I fancy myself a pretty decent cook, overall. The food I make is tasty, and even if not, I know enough about it to sound like a snot, if nothing else. But clearly, one of the things I'm missing is the real, basic grounding a young chef gets at culinary school - the knife skills, the tedious work in perfecting the great mother sauces and doughs. In a lame attempt to fix some of my deficiencies, I bought a copy of Jacques Pepin's La Technique a few weeks ago - a definitive textbook of basic, classical, cooking. My goal is to learn the book to the extent I can - and I'll post my first efforts at any one technique, and hopefully spare everyone the follow-ups.

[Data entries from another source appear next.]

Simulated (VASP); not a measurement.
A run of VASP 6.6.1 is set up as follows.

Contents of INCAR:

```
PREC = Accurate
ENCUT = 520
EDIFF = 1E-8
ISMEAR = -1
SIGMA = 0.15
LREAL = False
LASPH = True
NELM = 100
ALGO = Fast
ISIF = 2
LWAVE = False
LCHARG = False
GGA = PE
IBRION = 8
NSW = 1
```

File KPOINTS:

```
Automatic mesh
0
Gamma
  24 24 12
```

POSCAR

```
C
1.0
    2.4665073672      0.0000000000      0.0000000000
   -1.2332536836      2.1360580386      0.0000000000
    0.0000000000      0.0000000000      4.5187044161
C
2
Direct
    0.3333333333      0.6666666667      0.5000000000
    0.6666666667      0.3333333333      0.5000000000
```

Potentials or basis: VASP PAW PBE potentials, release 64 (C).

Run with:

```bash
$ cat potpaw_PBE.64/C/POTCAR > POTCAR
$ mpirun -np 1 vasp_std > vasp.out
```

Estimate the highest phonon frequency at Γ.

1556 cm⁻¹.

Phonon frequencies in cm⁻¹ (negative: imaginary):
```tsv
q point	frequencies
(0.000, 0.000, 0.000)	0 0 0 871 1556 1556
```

So, I decided to start this process with pommes cocottes - normal potatoes cut by paring knife into little ovals. The pictures of the raw product - in all their lopsided glory - are here. The potatoes blanched and fried in butter are here. The musings of a spatially challenged clutz trying to carve potatoes into ovals are below the fold.
1. the idea, as Pepin explains it, is to cut a large potato into quarters, and then "turn" them into little ovals. My fundamental take home message from this is that you literally do need to turn them - carving a little bit from each face before rotating the potato ever so slightly counter-clockwise in your palm to repeat. A lot of the bad results you can see in the picture are from efforts where I tried to carve an oval out of the quarter potato - tried to see an oval, to identify the two tips and carve towards them. It doesn't work. Just trust the technique - turning produces ovals. I don't know how.
2. The other thing I'll have to think about as I continue to practice this technique is wastage. I've heard that wasting food, and bits of food, is the bete noire of a restaurant. And yet, the pile of potato scraps my efforts produces was enormous, given that I only cut into two potatoes at my first go. Could any technique endorsed by Pepin possibly waste so much potato? I'm aware that potato scraps are great for vegetable stock, but even so - clearly, as I get better with this, the wastage should decline as well.